When "The Daughter of the Regiment," one of the Metropolitan Opera's most-anticipated premieres this season, comes live to a movie house near you on Saturday, it's a good bet that the theater will be mobbed. Met General Manager Peter Gelb's vision for high-definition cinema transmissions of operas has proved so successful after two seasons that the company is adding more of them every year: 11 have just been announced for 2008-09. And other opera companies are scrambling to catch up.

This spring, productions from the San Francisco Opera, La Scala in Milan and London's Royal Opera House began appearing in North American movie theaters. But the response has not been quite the same. On April 5, 170,000 people around the world saw the Met's "La Bohème." A week later, however, when a taped performance of the San Francisco Opera's "Don Giovanni" played in selected theaters around the country, the Pavilion Park Slope movie house in Brooklyn had all of 13 people in the audience.

David Gockley, the general director of the San Francisco Opera, was despondent at the low turnout. "We have had considerably less success than I had hoped for," he said. "We were, I think, too optimistic in what we could do right out of the box."

You might think that the commercial distributor of the San Francisco Opera's moviecasts, a company called the Bigger Picture, would be even more disappointed. But you would be wrong.

"We feel really good about the results," said Michele Martell, the Bigger Picture's chief operating officer. With each successive San Francisco moviecast, attendance has gone up 20 percent or more at each theater, she said. Compared with the Met, this may be low, but at "underutilized time periods," Martell says, "the theater owners are thrilled if they get 90 people. That's more than they have in all their other theaters combined."

In fact, the Bigger Picture is looking to expand its opera offerings next season. The company is not even sure that San Francisco can keep up with demand. "We're looking at operas from other organizations" as well, Martell says. "I was amazed at how many opera companies there are in Europe."

Few opera company administrators ever dreamed that their art form, so often described as marginalized and old-fashioned, would be poised to play a role on the cutting edge of commercial technology. For what's happening here goes beyond the Met's success. It is about a new model for media distribution in today's fragmented, digital landscape. In the age of myriad cable TV channels and self-produced CDs, the hope of the future appears to lie in niche marketing rather than blockbuster sales. In the movie industry, a new kind of company has sprung up to explore the market for what is called "alternative content" -- anything from indie films to concerts ("U2 in 3D") to live sporting events. And opera is proving to be a sizable niche.

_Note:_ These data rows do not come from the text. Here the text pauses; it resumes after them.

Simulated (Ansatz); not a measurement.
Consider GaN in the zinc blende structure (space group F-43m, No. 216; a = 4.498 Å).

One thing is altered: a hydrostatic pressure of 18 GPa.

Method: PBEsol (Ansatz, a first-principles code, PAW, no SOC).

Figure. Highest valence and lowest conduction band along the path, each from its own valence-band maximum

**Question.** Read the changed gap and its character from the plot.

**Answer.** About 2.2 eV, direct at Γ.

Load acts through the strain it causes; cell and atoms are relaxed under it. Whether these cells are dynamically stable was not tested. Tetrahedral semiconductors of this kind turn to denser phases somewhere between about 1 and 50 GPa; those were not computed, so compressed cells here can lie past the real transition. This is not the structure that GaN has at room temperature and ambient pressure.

The Bigger Picture, Martell says, looks for "content that comes with a built-in affinity audience, a group of enthusiasts that already like what you're bringing them."

"Opera," she adds, "is something we had targeted even before the Met had started."

For opera lovers, this is a bonanza. Although the La Scala and San Francisco broadcasts have yet to make it to the District, Washington residents can see both 25 miles away at Arundel Mills Mall in Hanover, Md. (where La Scala's "Maria Stuarda" plays on April 30). Closer to home, the E Street Cinema will screen Plácido Domingo's 40th anniversary concert from Los Angeles on May 11. And you can see "The Daughter of the Regiment" this weekend in Arlington, Alexandria, Fairfax, Merrifield or McLean.

For opera companies, the payoff is not so clear. The emerging distribution model involves unusual alliances between not-for-profit organizations and the world of commerce. The most extreme example is London's Royal Opera House, which operates with British government subsidies but last year purchased the commercial production company Opus Arte. "We as an organization are having to rethink our whole way of working," says Christopher Millard of the Royal Opera House, which in its new role as "content provider" is filming productions throughout the season.

It remains to be seen how much opera the market will bear. (Is the opera public really craving three versions of Puccini's "La Rondine," which was screened in a San Francisco production in March, is coming to movie theaters in Baltimore and elsewhere in a production from Venice in June, and is due as a Met high-definition simulcast in January 2009?) So, companies investing heavily to get in on the ground floor -- both the Royal Opera House and San Francisco have installed in-house production facilities -- are reconfiguring their business models while figuring out exactly what it is they hope to accomplish with all the extra work.